But while it may look greener in some areas, what’s being termed the ‘green drought’ is far from over.
Some areas around the Central West, Riverina and coastal areas have benefited from good rainfall of more than 100mm in recent weeks bringing a green tinge to paddocks, but sub-soil moisture levels still remain at near-record lows.
“September rainfall was average to very much below average across most of NSW, but some rainfall has seen conditions improve in parts of coastal, eastern and central regions,” DPI climatologist Anthony Clark said.
“The falls bring short-term relief with substantially more rain needed to restore depleted soil moisture levels.
“We may be dealing with a false break,” Dr Clark said.
Farmers hoping the rain will be a game changer
For Canowindra canola grower, Oliver Wythes, his 2,000-hectare property in the Central West has received its second-lowest rainfall on record.
But falls of 20–30mm in recent weeks has given him hope.
“If we hadn’t had the rain and we get a couple of dry and hot weeks, we’d have been looking at just half of what we’re now going to be able to harvest,” he said.
Coastal areas of NSW in particular have benefited from good falls of rain in September and October with some areas already receiving more than their monthly average.
Dairy farmer Rob Miller, from Milton on the South Coast, was considering closing down his dairy, which had been in operation since 1859, until it rained.
“We’ve had 75mm in the past 10 days and it’s transformed the farm; we’ve got green grass for the first time in six months,” Mr Miller said.
Some regions pulled out of drought
Parts of the state’s North Coast have received enough rain to now be declared out of drought altogether.
A fortnight into October, the average rainfall for the month has been surpassed with heavy falls over the past week.

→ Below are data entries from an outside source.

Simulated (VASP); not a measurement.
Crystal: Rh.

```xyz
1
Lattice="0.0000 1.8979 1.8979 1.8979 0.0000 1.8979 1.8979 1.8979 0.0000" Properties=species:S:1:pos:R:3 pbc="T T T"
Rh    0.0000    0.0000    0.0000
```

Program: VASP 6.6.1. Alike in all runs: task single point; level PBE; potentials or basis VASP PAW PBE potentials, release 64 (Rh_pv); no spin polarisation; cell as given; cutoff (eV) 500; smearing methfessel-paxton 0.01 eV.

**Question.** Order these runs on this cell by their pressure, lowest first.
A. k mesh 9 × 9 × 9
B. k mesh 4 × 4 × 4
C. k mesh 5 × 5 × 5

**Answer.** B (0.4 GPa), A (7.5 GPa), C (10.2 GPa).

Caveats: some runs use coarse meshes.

For Shirley Mitchell, who grows sugar cane on the banks of the Tweed River at Tumblegum 20km south-west of Tweed Heads, planting next season’s crop was well and truly on hold.
“I’m saying at least a fortnight before we can start planting, and only if it [the rain] breaks today,” she said from her property, which is bordered by the river.
Last October, the total rainfall for the area was 212mm.
In the second week of this October Ms Mitchell has recorded 153mm in the space of six days — with 40mm falling in the space of two hours.
Rainfall misses out some regions, drought conditions worsen in west
Not all areas have benefited from recent rainfall.
In western New South Wales, the upper Hunter and in the north-west of the state, intense drought conditions remain.
Areas around Cobar, Bourke, Walgett and Coonamble have largely missed out on falls.
Rodney Slack-Smith farms at Burren Junction, between Narrabri and Walgett, where rain has largely passed him by.
He received 12mm recently, which was the most significant fall on his property since 2016 and hearing about rain elsewhere has been depressing.
“It is hard, it plays on your mind a bit but it is good for the people down south,” Mr Slack-Smith said.
In the Hunter Valley it’s a story of both celebration and despair.
Lower Hunter farmers have received the highest rainfall in more than 12 months, with some areas recording more than 100mm over several weeks but Upper Hunter farmers have had no such luck.
Alan Hardes is a farmer and stock carrier in Muswellbrook and has seen the worst-affected areas. He said the land was showing no sign of recovering despite rainfall recordings of up to 20mm.
“Some of the pastures will need re-sowing after such a long period without rain” he said.